New York chef David Chang, of Momofuku famed for his steamed pork belly bun and “crack pie”, has given Australian hamburgers an almighty serve, saying “Australia has no idea what a burger is”.
The outspoken chef has delivered the spray as part of his “hamburger manifesto” for Lucky Peach, the food website and magazine he founded in 2011.
And he should know a thing or two about burgers in Australia, having opened Momofuku Seiobo at Sydney’s The Star in 2011.
Chang reveals he doesn’t like salad on a burger, and they should only feature American cheese because it was “invented for the hamburger. People talk about it being processed and artificial and not real cheese—you know what makes it real? When you put it on a hamburger.”

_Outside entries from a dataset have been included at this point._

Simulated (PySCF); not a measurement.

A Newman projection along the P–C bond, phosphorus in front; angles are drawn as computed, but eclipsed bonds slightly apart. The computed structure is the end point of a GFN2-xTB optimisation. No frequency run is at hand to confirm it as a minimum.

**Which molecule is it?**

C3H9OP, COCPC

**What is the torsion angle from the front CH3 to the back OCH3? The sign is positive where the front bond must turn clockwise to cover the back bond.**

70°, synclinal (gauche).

And while he loves New York’s famed Shake Shack and California’s In-N-Out, his favourite in the chain White Castle, America’s first fast-food hamburger chain, which began in Kansas in 1921 and now has 400 restaurants in 12 states.
But, Chang says it’s boring to talk about burgers you like – what you don’t like is “meatier”.
Which brings him to Australia. He doesn’t hold back, saying.
You know who fucks up burgers more than anyone else in the world? Australians. Australia has no idea what a burger is. They put a fried egg on their burger. They put canned beetroot on it, like a wedge of it. I am not joking you. This is how they eat their burger.
But the chef redeems himself with a side note that says “There are a few notable exceptions to this, like Mary’s in Newtown. Australians: I love your country and I love your food, even if your burgers are mostly terrible.”
Now Chang has a point. Business Insider Australia remembers freaking Canadian chef Gita Seaton, who owns Nouveau Palais in Montreal, a classic diner serving hush puppies – a corn donut – and burgers, when we explained that Australians like tinned pineapple on burgers with the lot.
And not putting tinned beetroot on your burger is an UnAustralian Activities Committee notifiable offence, but as US-born Gregory Llewellyn, chef at Sydney’s Hartsyard told Business Insiders, Australians are what were are.
“You burn the shit out of sausages, too, but that’s OK. You just become immune to it and I love every bit of it,” he said.
When Llewellyn moved to Australia five years ago, he felt a bit of culture shock, “but you have to learn to embrace things”.
At Hartsyard he serves classic Southern food, such as oyster po’ boys, fried green tomatoes and collard greens, as well as making a cross-border raid to serve Canada’s culinary highlight – poutine, a combination of fried chips, cheese curd and gravy.
The chef thinks the nation’s old-school milkbars and places like Deans Diner in Newtown, as well as Mary’s, do it burgers well, but says “pineapple is almost alien on a burger”.
“The egg I embraced, but it’s gotta be fried to the bejesus, no runny yolk,” is his advice. The problem, in his view, is that the garnish-to-patty ratio “is way out of proportion” on Australian burgers.
He’s only had an Australian hamburger with the lot once: “It was big. It was a mess. You’ve got to eat it with a fork and a knife, but there’s a beauty about that. It’s all food groups.”
And perhaps the amateur, almost home-made quality is part of the appeal to Australians, who’ve now been chowing down on McDonalds for more than 40 years.
“Burgers are hard to make at home so they taste like when you’re eating out, but you can definitely replicate the iconic Australian hamburger at home,” Llewellyn says.
He describes his first time at Shake Shack as a “life-changing experience”, but confesses that if he had to choose a favourite, then “I do love a McDonald’s double cheese burger. So good. It’s one of the most perfectly seasoned things on earth.”
As David Chang concludes his rant, the whole point is “do as I say, not as I do”.
“When you catch me eating one of these kinds of burgers that I have spoken against, please know that I am the ultimate hypocrite and that I am probably enjoying the shit out of it. Hamburgers are pretty much all good,” he concludes.
On that fact, everyone, no matter where you live, will agree.